6.2.09

Innocent Death

Many years ago, I made a conscious effort to change my life, to turn my back on a world that only ever offered two choices, Jail or death neither of them really floated my boat so I did what I needed to do to make the changes happen. It was hard at first, you’re used to a certain reaction when something happens and you respond accordingly but that response doesn’t fly in the Joe Norn world of day jobs, taxes and day to day responsibilities. I made mistakes, big ones trying to adjust, to fit in, I still do... some cost me more than I like to admit, others are small enough to learn from and rectify. I tell myself that it all goes towards helping me grow as a person and become a balanced role model for my kids and future grandkids, that violence isn’t the answer to every problem. I now deplore violence, I’m happy to never be faced with it again and if that means being branded a coward, a pussy, a fraud then so be it... I can live with that, I can’t live with being dead... the names called and labels given are just words, and as someone driven by writing I see them for what they are. In the 12 years I spent working the doors, I must have been insulted around a 50 times a night, 6 nights a week... do you honestly believe that something is going to be said that hasn’t been said before? And verbally attacking my family, really... why get annoyed, are the slurs true???? Hell no, so why bite? A cool head will always prevail over a hot one... no I’m happy to grow up and leave my past in the past, where it belongs... away from the eyes of those whose opinions matter the most to me and that is my children. A fist is nothing but a closed hand that is unable to accept the gifts that an open palm can... I’m not trying to disown my actions as a younger man, I wasn’t a nice person, and I hung around with equally or worse people and was in a world where violence and death were real outcomes to stupid and simple situations... I saw a total of 23 deaths in a short space of time, mindless and pointless but accepted.

I suppose the reason behind me seeing the flaws in a world that I was part of (and still have friends and associates that still go around and around those circles) is that I was of an age that I understood the consequences, I knew what the reality of my actions were and knew how to move on. This week however, brought home the other side to it all, when you don’t understand or grasp the reality of death... where compassion rather than coldness is required, and the tears of innocence brings you more pain than any amount of violence could.

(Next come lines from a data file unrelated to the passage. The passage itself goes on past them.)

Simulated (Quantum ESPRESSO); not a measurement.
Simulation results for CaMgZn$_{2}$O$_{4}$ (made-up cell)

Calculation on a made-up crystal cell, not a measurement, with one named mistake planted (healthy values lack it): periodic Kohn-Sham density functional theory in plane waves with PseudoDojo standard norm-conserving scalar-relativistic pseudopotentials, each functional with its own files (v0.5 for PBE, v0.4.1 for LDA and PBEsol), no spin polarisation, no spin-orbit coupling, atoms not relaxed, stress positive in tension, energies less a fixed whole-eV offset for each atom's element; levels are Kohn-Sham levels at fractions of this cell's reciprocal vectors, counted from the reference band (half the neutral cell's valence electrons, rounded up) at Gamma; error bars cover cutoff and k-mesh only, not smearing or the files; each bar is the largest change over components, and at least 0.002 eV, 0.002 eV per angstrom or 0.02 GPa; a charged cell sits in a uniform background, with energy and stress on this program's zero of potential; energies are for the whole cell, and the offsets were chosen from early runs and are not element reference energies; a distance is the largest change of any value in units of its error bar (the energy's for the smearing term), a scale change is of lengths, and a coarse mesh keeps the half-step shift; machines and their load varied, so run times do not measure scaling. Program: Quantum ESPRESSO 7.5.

Whilst most of Britain was enjoying the benefits that a snow day brought on Monday (02.02.09), my youngest daughter’s friend Holly died from Meningitis, she had only recently turned 5. Other than seeing Holly the odd time in the playground when picking up my kids from school, I didn’t know her or her parents but my little girl Paige did. She attended Holly’s birthday party in October of last year, where Holly looked a picture of health after a 5 year battle with Leukaemia, she had finally been given the all clear, and she had a prosperous life ahead of her. However on the weekend leading up to the nation’s snow day happiness, Holly contracted a form of Meningitis that robbed her of all her hopes and dreams in a matter of days... I know from experience that there aren’t enough words or sentiment that I could send her family that would even begin to ease their pain so I’ll not make out that I even tried, it goes without saying that no parent should outlive their child.

My pain was from watching my daughters’ reaction to the news that we had to break to her on Wednesday night, the school had sent home a letter to the parents confirming the news and highlighted that the school had yet to make an official announcement to the children and wanted us to speak and inform our kids first. There had been talk and rumour flying around the playground that day from children whose parents were friends of Holly’s parents, but they didn’t fully understand what was being said to them. That night my wife (and better half) D and I kept looking at each other without saying anything, both knowing we had to brooch the subject but not knowing when, we waited till after dinner and before dessert, hoping the promise of something sweet and yummy might dull the sadness... it didn’t. It took some explaining to Paige before she grasped what was being told to her, her eyes welled up and she started to cry now fearful that other people she loves were going to die, including us, her sister, other friends and her grand parents... I hate not being able to make certain pains and realities go away... I hated those that feel violence and threats of death are the only answer... I hated the fact that my innocent children had to know and feel the hurt that comes from the death of a friend at such a young age, but kids are resilient, they bounce back like nothing had happened. My Paige’s first thought was to draw a picture of her friend that also depicted how sad she was that her friend was no longer able to run around with her in the playground but by the time the picture was finished, my pleased little girl said that she would give the picture to Holly the next day to cheer her up which in return meant another bout of highlighting to her that Holly wasn’t going to be around anymore, more tears, more heartache.

The next day, all the children had been told about Holly and the kids grieved to the best of their understanding and ability... I picked my kids up from school that day and I witnessed the sadness on the faces of the children as they left the building and ran to their parents waiting arms, in desperate need of that embrace of security and protection that only a parent can give. By the time we reached home that day, Paige told her mum about how sad everyone was about Holly and that she would invite Holly to her birthday party to cheer her up... even with all the support of friends, teachers and parents... the reality to understand about life and death was above these young kids’ heads and I felt a lump in my throat as I pondered how many days would go by before my innocent little girl realised that Holly wouldn’t ever be returning to school so they could run around the playground together.